Jonathan Vandermolen 2025-02-13 10:00:46
It has been a fast start to 2025. We exchanged contracts on more than £170m of transactions in the first nine months of our new financial year, which is great news.
We are starting to see renewed activity in the residential land and investment markets and we believe this trend is going to continue, but sellers and lenders in particular need to understand that the poor economic sentiment under the Labour government means values are going nowhere fast.
We have seen a huge increase in activity in the receivership/administration sector, which has accounted for more than 40% of our business. We reported on 28 schemes alone in the last quarter of 2024, we have three new appointments this year and await the outcome on the balance. However, we suspect most of the lenders are still coming to terms with current market values, which are almost certainly below their original and new Red Book valuations.
Wiped out
In 2008 there were a fraction of the lenders we are aware of now. As a firm, we are in regular contact with more than 200 lenders, many of which are relatively new to the market, often backed by family offices or a combination of funding lines from private equity or other larger lenders.
Lenders are finally realising that loans they thought were potentially risk-free are clearly not and, in most cases, anyone who has lent outside of the first charge has almost certainly been wiped out.
There are a number of reasons for this. The planning system is still broken and no matter what the new Labour government does, it will not save developers that have bought land hoping to add value through planning.
Construction costs are not going down, with contractors telling us that labour is still in short supply and a number of tiertwo contractors going into administration last year.
Interest rates are unlikely to continue being cut due to economic uncertainty and rising inflation. But even if rates do reduce in the coming 12 months, this will not save you if you haven’t done what you are supposed to within the terms of the loan, and default interest – which can be crippling – will almost certainly finish you off.
Loan-to-values have dropped and equity is not only in short supply but is more expensive. If you have a term loan on an investment taken out more than two years ago, when the term of that loan expires with loan-to-values lower and higher rates, a refinance is almost certainly out of the question.
Valuers are running for the hills and looking in the rear-view mirror at some of their historical work and there is also not enough comparable evidence to support the figures proposed.
A reason to buy
There are also similarities in the distressed work we are seeing on completed schemes. A recurring theme is developers clinging on for pricing which will either make them the profit their original appraisal showed or return the equity to the investors who are now probably knocking on their doors.

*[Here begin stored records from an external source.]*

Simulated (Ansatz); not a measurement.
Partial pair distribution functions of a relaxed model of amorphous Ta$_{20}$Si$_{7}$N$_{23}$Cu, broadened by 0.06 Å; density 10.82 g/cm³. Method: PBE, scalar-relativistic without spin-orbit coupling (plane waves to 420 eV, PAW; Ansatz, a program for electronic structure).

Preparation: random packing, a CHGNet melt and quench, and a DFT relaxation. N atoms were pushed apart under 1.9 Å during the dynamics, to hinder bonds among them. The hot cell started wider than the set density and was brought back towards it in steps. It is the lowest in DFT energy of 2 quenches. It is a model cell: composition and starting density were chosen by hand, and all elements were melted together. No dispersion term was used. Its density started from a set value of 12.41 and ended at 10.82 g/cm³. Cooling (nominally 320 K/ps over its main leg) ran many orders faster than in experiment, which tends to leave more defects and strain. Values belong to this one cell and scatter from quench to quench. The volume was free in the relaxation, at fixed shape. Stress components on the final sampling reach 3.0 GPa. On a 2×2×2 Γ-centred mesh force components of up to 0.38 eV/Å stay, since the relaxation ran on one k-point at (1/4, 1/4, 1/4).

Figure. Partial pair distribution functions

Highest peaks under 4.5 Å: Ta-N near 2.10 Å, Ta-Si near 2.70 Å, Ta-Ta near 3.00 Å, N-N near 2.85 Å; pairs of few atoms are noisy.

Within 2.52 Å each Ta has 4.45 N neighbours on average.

In some 90% of the distressed work we have seen, the developer has little or none of their own equity invested in the project.
A large proportion of the insolvency work we saw 12-18 months ago was able to be refinanced. Now that is extremely difficult with the new parameters in place.
There are many similarities we see with new home sales. Flats are on the market at the original pricing used when the developer sought the development finance. The instructed agents are getting offers, just not enough to repay the debt required, so they are being refused and the agent basically loses interest.
The developer then goes to the lenders, telling them agents are useless and the lender happily agrees. The developer then dis-instructs the first agent, appoints new ones at the same prices and the whole charade starts again until the penny finally drops.
I don’t want to paint a completely negative picture as there is more traction, and the good news is there is still plenty of appetite, but you have to give people a reason to buy and that’s price. The only way to really find out what property is worth is to go to market, and that is the only true test of value.